There was one ole boy in our outfit who found an old GI overcoat that came plum down over his knees. We had another boy who was a replacement that had just entered the service. One night I was walking across our bridge and the replacement came up to me asking if I had a handgrenade. He was the kind of fella who always thought the worst of any situation, and he started telling me that he'd seen a German go into our bunker at the end of the bridge. He wanted a handgrenade to throw into the bunker. I told him we weren't gonna throw a handgrenade into the bunker until we were sure who was in there. He said "well he had on a big long overcoat like the Germans wear." I yelled for who ever was in the bunker to identify themselves. Turns out it was the fella in our outfit that had found the long GI overcoat. That replacement would have killed him if I'd given him a handgrenade.
A couple of times I remember fellas doing funny things while under fire. One time some tracer rounds came in on us and I saw one of our motorcyle riders laying down under his motorcycle. Well I thought they'ed killed him, but it turns out he was just taking cover under his motorcycle. Another time me and another fella were sitting in the cab of my truck, and another one was sitting on the cargo box behind the cab of the truck. All of a sudden a round came in and hit right beside the truck, shook the whole truck and that boy on the cargo box made one leap around the side of the cab and in on top of us. He swears that round came right between him and the cab of the truck before it hit the ground.

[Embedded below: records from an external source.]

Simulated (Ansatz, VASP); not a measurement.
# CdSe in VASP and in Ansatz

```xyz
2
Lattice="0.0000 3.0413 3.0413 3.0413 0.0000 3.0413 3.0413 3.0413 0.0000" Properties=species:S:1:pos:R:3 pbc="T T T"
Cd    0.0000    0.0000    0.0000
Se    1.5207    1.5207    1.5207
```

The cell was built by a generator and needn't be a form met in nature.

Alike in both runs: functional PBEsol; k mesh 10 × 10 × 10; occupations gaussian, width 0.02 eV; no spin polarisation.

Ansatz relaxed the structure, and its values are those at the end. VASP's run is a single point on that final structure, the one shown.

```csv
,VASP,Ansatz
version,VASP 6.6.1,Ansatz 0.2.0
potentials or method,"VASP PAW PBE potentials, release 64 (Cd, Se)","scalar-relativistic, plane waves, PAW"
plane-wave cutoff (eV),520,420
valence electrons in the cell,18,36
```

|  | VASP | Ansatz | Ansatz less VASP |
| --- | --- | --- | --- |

One time over there in Italy, near the Piedmonte area, five of us put up for the night in a field hut near a mountain. I dropped my trailor and we decided to drive over the mountain. It was a nice black top road and we came to a little town. So we parked and started to take a look around and all of a sudden here came five Germans walking up the road. We didn't have weapons and they didn't have any guns either and we just walked by each other and they didn't say a word and we didn't say a word either. We decided to head back over the mountain.
At the end of the war, just before I was due to come home, a fella borrowed my Eisenhower jacket. Each morning there was a truck that would go into Paris and he was gonna go and wanted to wear it. While he was gone I got word that I was gonna ship out at 11pm. Well, he got back to where I was just before 11 and I asked him for my jacket and he said he forgot and left it in Paris. I had to come on home and I never saw my jacket again.